Private sector capital expenditure is set to rebound and surge in 2025-26, driven by a global economic revival, expected post-election political stability, and rising demand, according to Amish Mehta, MD&CEO of CRISIL.

“If you are lucky, we might even see this (private investment surge) happening earlier. I do see the full blossoming of private capex in 2025, as elections would have been over by then. Also, capacity utilisation, now at 70 per cent, will start hitting 75-80 per cent-plus levels. We also expect a global recovery to play out in 2025. This will all start putting confidence in capex,” Mehta told businessline in an interview here.

Global analytics company CRISIL sees a global slowdown in 2024 and expects global growth to be lower in the next calendar year vis-a-vis this year. “We expect the global economy to pick up in 2025. Today, there is lot of uncertainty.”

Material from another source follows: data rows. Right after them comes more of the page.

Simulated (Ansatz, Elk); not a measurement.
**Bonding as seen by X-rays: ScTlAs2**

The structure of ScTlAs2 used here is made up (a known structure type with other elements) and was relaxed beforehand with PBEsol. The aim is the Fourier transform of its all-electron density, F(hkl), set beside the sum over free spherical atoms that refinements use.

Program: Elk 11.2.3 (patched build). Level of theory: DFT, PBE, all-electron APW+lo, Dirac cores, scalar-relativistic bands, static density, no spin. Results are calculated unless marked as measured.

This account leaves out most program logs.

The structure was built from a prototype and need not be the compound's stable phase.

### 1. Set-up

For any promoter to commit large resources, one would want stability in the general environment. If you are purely domestic, it is different. But today, with increased globalisation, the rebound is much more global dependent. But in the next one-and-a-half years, there will be a lot more clarity,” he said.

Noting that the government has been the driving force having front-loaded capex, Mehta said private investments were now being done in a measured way. “It’s not herd mentality and not everybody wants to do capex. Today, we are getting PLI-driven or regulatory-driven capex”.

Mehta, who was in the Capital for the launch of CRISIL’s Infrastructure Yearbook 2023, said both corporates and banks are in a good place and, therefore, there will be no constraints in availability of funds. 

“Today, if anybody wants to put a big capex, the balance sheets are very strong, as most large companies are deleveraged and strong,” he said. 

Also, banks’ ability to lend has gone up, capital adequacy has gone up and, in fact, they are looking for bankable projects. “Banks are looking for opportunities. They are happy to lend, which means money is available,” he added.

Also financial investment surplus going into MF, insurance and pension funds are rising. Money will be available for those who want to do capex. “It’s a decision that has to be made,” he said.

CRISIL expects the Indian economy to register 6 per cent GDP growth, with some upside. It sees the Indian economy doubling in the next seven years by 2030, clocking an average 6.7 per cent GDP growth in the next seven years. Per capita income in India is likely to touch $4,500 in the next seven years, based on an average 6.7 per cent GDP growth. “India should be able to accelerate its growth provided we get lots of things right. The potential is there. This will require policy, investments, regulatory enablement and execution at scale. At 6.7 per cent growth, this will itself take you to the middle-income category,” he said.

CRISIL expects India’s infrastructure spend to nearly double by 2030 — from an estimated ₹66.7 lakh crore between 2017 and 2023, to ₹142.9 lakh crore between fiscals 2024 and 2030. It expects the private sector to largely focus on the energy and transport sectors.

“We see lot of action on green investments. Of the total projected infrastructure spend, as much as ₹36.6 lakh crore is expected to be green investments, a 5X rise over fiscals 2017-23. The green space will be led by renewable energy (₹30.3 lakh crore), followed by transportation(₹6.3 lakh crore).

Asked as to why CRISIL was sticking to its 6 per cent GDP growth forecast for the current fiscal, Mehta said this was due to two-three reasons. 

“We want to see how food price inflation plays out. We also want to see how the increased interest rate impacts consumption. The third reason is that the global economy will slow down, compared to what was expected earlier,” Mehta said.

He said a hike in interest rates in the recent period has not impacted consumption as yet. “At some stage, it will have an impact on consumption. An increase in interest rates by about 250 basis points would start hitting EMIs and impact consumers’ pockets in the coming days,” he added.